John Hitchin, Renaisi’s CEO writes week notes to capture and reflect on the realities of running a social enterprise.

A week of talking

Last week I mentioned having a week of back to back meetings. This week has been much more about presenting and training others – projecting ideas out rather than getting in the weeds of talking ideas with others.

This included two days of training that we ran with Right to Succeed for a massively exciting and ambitious place-based programme in North Birkenhead, Cradle to Career. My colleague Lizzie and I were introducing ideas and concepts, particularly around the use of Collective Impact principles in other countries and places, the development of the Right to Succeed theory of change, and the role of implementation. It was great to be part of such an enthusiastic group of people about such an ambitious project.

I presented some ideas at a conference on London regeneration, where I explored the reasons why Renaisi stopped positioning itself as a regeneration consultancy and diversified our thinking, partly in response to austerity. I am really interested in how we are now back at some of those old, place-based regeneration questions, but in a way that is much more focussed on collaboration, leadership, knitting things together and trying to shift systems not just KPIs.

Finally, I presented to a wide range of stakeholders within Hackney about some of our work to date, looking to build relationships and buy-in for what we’re doing with the anchor collaborative.

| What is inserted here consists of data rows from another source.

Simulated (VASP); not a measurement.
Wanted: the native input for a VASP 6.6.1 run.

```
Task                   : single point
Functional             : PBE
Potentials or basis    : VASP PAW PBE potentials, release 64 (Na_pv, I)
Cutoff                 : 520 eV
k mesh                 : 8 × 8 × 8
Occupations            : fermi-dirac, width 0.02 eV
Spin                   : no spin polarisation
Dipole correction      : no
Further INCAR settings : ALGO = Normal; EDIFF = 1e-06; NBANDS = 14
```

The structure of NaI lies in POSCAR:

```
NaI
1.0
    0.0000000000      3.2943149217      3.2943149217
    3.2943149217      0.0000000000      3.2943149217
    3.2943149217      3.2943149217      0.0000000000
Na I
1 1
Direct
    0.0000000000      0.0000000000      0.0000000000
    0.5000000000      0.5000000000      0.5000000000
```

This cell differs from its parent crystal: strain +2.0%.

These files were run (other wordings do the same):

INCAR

I’m in a very different headspace from last week: much more on show, with a need to be confident and concise, rather than in meetings where doubt and discussion is possible.

Structures of learning

For a couple of different partnerships, I also talked about the structures and processes of learning. I think this is really interesting and quite different from working with a senior leadership team about the idea of learning. It’s focussed on teams and individuals and is about the questions that influence them with a clear ‘so that’ at the end of it. “We answer this learning question so that we can do…”

Very different organisations are grappling with these same challenges, and I think we’re in a similar place at Renaisi.

Understanding

Since the death of George Floyd, we have had an ongoing conversation within Renaisi about a range of interconnected issues. Some of those conversations have been directly about the experience of black colleagues in and outside of work, some have been about all BAME experiences, and other have been about justice and equity within our organisation and work in general. At times they have supported each other well, and at times they have felt in tension.

What we have tried to do is to hold them together in a document and process that we’re calling ‘Embedding Change’, which is basically a plan for becoming the organisation that we want to be.

The biggest area of work that colleagues wanted to spend time on initially was around understanding. How do we practically increase our understanding of the different roles and people that exist within Renaisi, and how to question of race, identity, equity, and other things interact with that? It is my view that this will be the foundation for many other changes we want to make.

Our ‘away’ day next week is going to be heavily focussed on understanding different roles, work and people. I also spoke with three colleagues about a new advocate role we’ve created, where team members create spaces to talk about a set of topics, and we work to share the outputs from that in a neutral way. All of this comes alongside a nice series of events that colleagues are organising for Black History Month, both organisation-wide and within teams.

One of our values is that we are curious. That has to be about each other, as well as our work.

Reading, listening and watching

I went to the Sainsbury Centre for the Visual Arts at UEA while in Norwich over the weekend. I was really taken aback by the quality of the collection. Although I did notice how white and male it was. Something I must admit I wouldn’t have thought about a few years ago.